The Aussie cooks his meat over LPG. On a Liquefied Petroleum Gas stove that just happens to be outside. There is no wood, no charcoal, not even a lowly briquette. Just a turn of the valve, a push of a button and he is away. Sizzling sausages on naked propane fumes.
I have been told it is about ease, getting the job done quickly and with minimum fuss. Well, you could have used the microwave.
The braai is an act of love. A ritual that predates the pyramids. It is a line drawn from the dawn of time until this Saturday, 11am. Because that’s what time you start a braai. You don’t start it one minute before your guests arrive. The fire must burn. It must be discussed, and debated. It must be revered by all and sundry.
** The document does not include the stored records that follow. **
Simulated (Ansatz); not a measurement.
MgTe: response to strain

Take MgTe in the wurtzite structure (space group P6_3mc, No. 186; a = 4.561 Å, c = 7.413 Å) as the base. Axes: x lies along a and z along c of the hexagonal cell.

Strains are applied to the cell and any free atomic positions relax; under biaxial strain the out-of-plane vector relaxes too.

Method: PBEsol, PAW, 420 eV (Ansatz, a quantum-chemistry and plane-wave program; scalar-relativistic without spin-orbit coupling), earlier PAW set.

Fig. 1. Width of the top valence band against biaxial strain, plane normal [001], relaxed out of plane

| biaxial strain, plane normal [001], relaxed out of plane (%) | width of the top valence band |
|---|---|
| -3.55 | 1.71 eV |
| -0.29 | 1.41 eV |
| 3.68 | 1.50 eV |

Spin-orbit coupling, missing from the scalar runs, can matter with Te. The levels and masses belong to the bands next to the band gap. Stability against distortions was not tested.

Maybe it is a third world thing. When I say third world, I mean it in the most gangsta sense of the word, because people from the first world don’t seem to get the braai. So many people have come over to my house for a braai, and said nothing of the fire. Asked nothing of the wood or the temperature. The only people who do are the South Africans, the Zimbos and the South Americans. A Chilean girlfriend of a friend showed more interest in the quality of the wood and the fire than any of the Aussie blokes we know. Now I am not saying that fires need to be a man thing, they certainly don’t, the braai loves everyone, but I will judge you if they are not your thing, and you happen to be a man.
Over the last year, I have preached the cause of the braai to anyone who will listen. But the message doesn’t really sink in. And it is not polite to go to another’s home and complain about the offerings. Even if they are blackened on car fuel. You just have to eat, smile and drink a few more of their beers to make up for the insult to the meat.
Because ultimately that is what it comes down to. It is an insult to the meat. Cows, pigs, chickens, lambs, and those unidentified animals they put in boerewors, all died so we can eat. Show them the love they deserve: a real braai.